South Africa Sees Land-Law Change by End-2019 at ‘Very Least’

(Bloomberg) -- Changes to South Africa’s constitution to make it easier to expropriate land without compensation will only come into effect by the end of the year at the earliest, according to the lawmaker who is overseeing the amendment.

Lawmakers in both chambers of parliament -- the National Assembly and the National Council of Provinces -- in December approved a committee report that recommends the change to section 25 of the constitution. They set up a separate, ad-hoc committee to come up with the bill needed to effect the amendment, and on Feb. 12 the new body elected the ruling African National Congress’s Thoko Didiza as its chairwoman.

The National Assembly, which adjourns from March 22 until after the national election on May 8, will on March 19 debate whether her committee should continue its work until the day before the vote, or whether it should revive the process after the polls, Didiza said in an interview Friday in Cape Town.

“No wording of the change to Section 25 has been agreed to because, depending what the NA decides, that task will be given to drafters and then we will have to go through a public participation process about that,” she said. The NCOP “will also have to go through a similar process to change the section. So, I don’t see the section being changed and coming into effect before the end of the year, at the very least.”

The ANC says the constitutional amendments are needed to address racially skewed ownership patterns dating back to apartheid and white-minority rule. Farmers’ groups and some opposition parties say the changes will undermine property rights and deter investment. Critics say earlier reform programs the ruling party oversaw failed dismally and its renewed focus is a bid to counter the populist Economic Freedom Fighters party before the election.

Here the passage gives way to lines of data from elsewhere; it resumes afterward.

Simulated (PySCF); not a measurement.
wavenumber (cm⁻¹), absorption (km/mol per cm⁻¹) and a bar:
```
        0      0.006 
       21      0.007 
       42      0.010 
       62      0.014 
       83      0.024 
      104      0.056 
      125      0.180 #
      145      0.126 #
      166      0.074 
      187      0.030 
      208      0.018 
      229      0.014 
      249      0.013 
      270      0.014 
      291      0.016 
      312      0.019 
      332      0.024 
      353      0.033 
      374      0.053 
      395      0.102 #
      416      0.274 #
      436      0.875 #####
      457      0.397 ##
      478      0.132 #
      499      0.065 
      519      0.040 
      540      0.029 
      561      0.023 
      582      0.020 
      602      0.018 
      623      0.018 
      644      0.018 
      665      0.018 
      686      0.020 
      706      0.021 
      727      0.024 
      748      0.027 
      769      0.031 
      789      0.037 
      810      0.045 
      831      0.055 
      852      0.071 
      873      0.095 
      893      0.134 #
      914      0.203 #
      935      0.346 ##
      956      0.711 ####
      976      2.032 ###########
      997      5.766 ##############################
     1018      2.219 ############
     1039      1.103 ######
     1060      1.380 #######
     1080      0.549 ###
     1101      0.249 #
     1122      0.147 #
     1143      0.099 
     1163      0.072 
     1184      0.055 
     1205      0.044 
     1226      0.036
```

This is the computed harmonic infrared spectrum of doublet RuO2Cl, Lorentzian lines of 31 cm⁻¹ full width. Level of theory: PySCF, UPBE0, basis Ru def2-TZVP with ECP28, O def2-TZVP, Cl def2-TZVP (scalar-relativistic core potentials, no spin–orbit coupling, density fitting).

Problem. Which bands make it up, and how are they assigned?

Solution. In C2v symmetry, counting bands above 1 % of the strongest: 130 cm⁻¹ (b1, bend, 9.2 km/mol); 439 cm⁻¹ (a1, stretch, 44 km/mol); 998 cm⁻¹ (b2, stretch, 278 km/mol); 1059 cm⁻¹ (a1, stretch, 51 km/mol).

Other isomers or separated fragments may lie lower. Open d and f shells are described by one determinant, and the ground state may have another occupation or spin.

Given that section 25 is part of the Bill of Rights of the constitution, two-thirds of lawmakers in the in the 400-seat National Assembly and six of the nine provinces in the National Council of Provinces, the other parliamentary chamber, will need to approve the change, constitutional law expert Pierre de Vos said by phone from Cape Town.

Changes to the constitution are separate to the draft Expropriation Bill, which will outline the circumstances under which the state can take land without paying for it.